Candlestick Charts are among the most used tools through which traders analyze market activity. This can be attributed to their design – which is relatively easy to interpret – and the vast range of information a trader can read from them. Let’s shine a light on them.
This form of charting was coined in the 17th century by a legendary rice trader who went by the named Honma. This is a significantly long time before we techniques were developed.
Honma built his method on the premise that – as much as the supply-demand plays a role in the price of rice, the emotions of the traders are just as important. The traders emotions being represented as price moves – of different sizes – in different colours.
The Anatomy of Candlestick Charts
Candlestick Charts are built to display four aspects of a commodity’s price movements in a given period. These are, the opening price, the lowest price, the highest price and the closing price for that period.
The position of the opening price is dependent on the direction of the assets price. If the given asset’s price is in an upward move, the opening price will be the bottom of the candle. Inversely, if the price is trending down in that given time frame, the opening price will be at the bottom of the candle.
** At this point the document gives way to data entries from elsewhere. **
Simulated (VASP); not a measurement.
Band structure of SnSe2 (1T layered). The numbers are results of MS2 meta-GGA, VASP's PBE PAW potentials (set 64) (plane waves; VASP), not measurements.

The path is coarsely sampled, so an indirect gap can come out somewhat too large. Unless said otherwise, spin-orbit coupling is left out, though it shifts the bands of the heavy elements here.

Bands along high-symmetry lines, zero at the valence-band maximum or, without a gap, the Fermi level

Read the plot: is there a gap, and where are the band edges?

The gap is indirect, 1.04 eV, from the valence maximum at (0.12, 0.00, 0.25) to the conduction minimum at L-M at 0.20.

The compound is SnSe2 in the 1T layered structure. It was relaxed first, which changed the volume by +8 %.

These price movements are often marked by colours as well. With downward trends being coloured in red or black, while up trends are usually marked in green or white.
The lowest price is marked by a tail coming from the bottom of the main body of the Candlestick. These are sometimes referred to as the wicks of the candle.
One should note that if the closing price marks the lowest point of that period, then there will be no wick.
Just like the lowest price, the highest price point in a session is marked by a wick. The only difference is that the wick is always at the top of the candle’s main body and will not be visible if the closing price of an up trend is in fact the highest point the price got to.
The closing price in a candle represents the last price an asset was traded at during a given time frame. In an up trend, the closing price will be at the top of the candle. In a down trend, the closing will be on the opposite end of the candle.
Candlesticks can also be used as an indicator of market volatility by looking at the range of the price movements. This is shown by the length of the candle (the distance between the open and close).
Traders also use candlesticks to read the general direction of the price movements of specific time frames. The position and colour of each candle are indicators of the direction an asset’s price is moving in.
If the candle is green or white, and positioned to the right of – and somewhat above – the candle prior to it, the price in that session is in an up tick. If the general direction of a session is downward moving, the candle will be red/black and positioned below the previous candle.
It is not difficult to see why traders like candlesticks. They are relatively easy to understand while encompassing a number of important bits of information about market activity. These, coupled with other indicators, can prove themselves an invaluable resource.